Report: Southern Nevada retail recovery seen first
Southern Nevada's commercial real estate market is showing signs of improvement, though a second-quarter report from brokerage Colliers International suggests a roller coaster ride into 2012.
Retail could be the first sector to benefit from an increase in gaming revenue and visitor volume, Colliers research director John Stater said Thursday. That would lead to more hiring, especially at retail shops on the Strip, though not necessarily in the suburbs, he said.
The U.S. economy is driven by consumer spending, and Las Vegas is even more dependent on it, Stater said.
"If people are spending more, there should be more employment in retail, but we haven't seen it yet," the Colliers analyst said. Any drop in the unemployment rate is probably because people stopped looking for work, he said.
Although employment figures and real estate values remain stagnant, economic improvement on the Strip is boosting companies in the southwest and west central sub-markets of the Las Vegas Valley that supply goods and services to the resort corridor.
The retail market, which appeared to be heading toward recovery last year, has instead gone through two consecutive quarters of negative absorption and rising vacancy, which now stands at a record high of 12.1 percent.
"The problem with retail right now is a lot of empty anchor space and really nobody to fill it," Stater said. "That can only be solved by large national and regional chains moving in or returning to Southern Nevada."
Average retail asking rent is $1.48 a square foot per month, down 7 cents from the first quarter and a 17-cent decrease from a year ago, Colliers reported.
Southern Nevada's office vacancy rose to 24.5 percent in the second quarter, compared with 23.8 percent a year ago. The market has posted an absorption deficit of 382,000 square feet over the past eight quarters.
Office rents fell 5 cents from the previous quarter to $2 a square foot on a full-service gross basis.
"Office and retail rents still have a ways to go before hitting bottom," Stater said. "As you get more properties in default sold, they put downward pressure on rents."
While there were no new completions during the second quarter, the new 300,000-square-foot Las Vegas Metropolitan Police headquarters under construction at Martin Luther King Boulevard and Alta Drive is scheduled for completion in the coming quarter.

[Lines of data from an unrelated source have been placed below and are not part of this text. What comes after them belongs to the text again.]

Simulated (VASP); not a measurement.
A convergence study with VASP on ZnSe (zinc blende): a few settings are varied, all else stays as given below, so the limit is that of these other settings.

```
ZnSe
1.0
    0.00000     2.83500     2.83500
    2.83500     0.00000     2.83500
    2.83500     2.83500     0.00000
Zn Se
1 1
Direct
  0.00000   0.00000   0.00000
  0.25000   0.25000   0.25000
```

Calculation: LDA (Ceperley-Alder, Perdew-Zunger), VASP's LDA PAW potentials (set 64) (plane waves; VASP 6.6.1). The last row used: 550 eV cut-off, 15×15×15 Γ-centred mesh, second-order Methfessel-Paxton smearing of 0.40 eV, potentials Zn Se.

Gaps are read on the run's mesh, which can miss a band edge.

On the industrial side, vacancy climbed to 15.5 percent in the second quarter, up from 15.3 percent a year ago, and asking rent dropped 3 cents, to 53 cents a square foot. Industrial net absorption was 207,667 square feet, a reversal from negative absorption in the previous and year-ago quarters.
"The tide appears to have finally turned for Southern Nevada's industrial market," Stater said. "While we are not yet willing to declare a recovery trend, we are willing to declare that the downturn that started in 2008 is essentially over."
Although vacancy remains high, companies such as U.S. Micro are building facilities to suit their own needs, suggesting that a good portion of empty industrial space is not desirable for companies looking to establish operations in Las Vegas.
Multifamily vacancy fell to 8 percent in the quarter, down from 8.5 percent in the prior quarter.
The big news was the commercial auction in May that saw non-performing notes on nine apartment complexes change ownership. Investors may have purchased those notes with the intent of selling them at a profit in the near term, Stater said.
Generation X and baby boomers are both showing a predilection for renting, the first demographic being suspicious of home ownership after the housing crash and the latter group preferring a lifestyle unfettered by a mortgage, Stater said.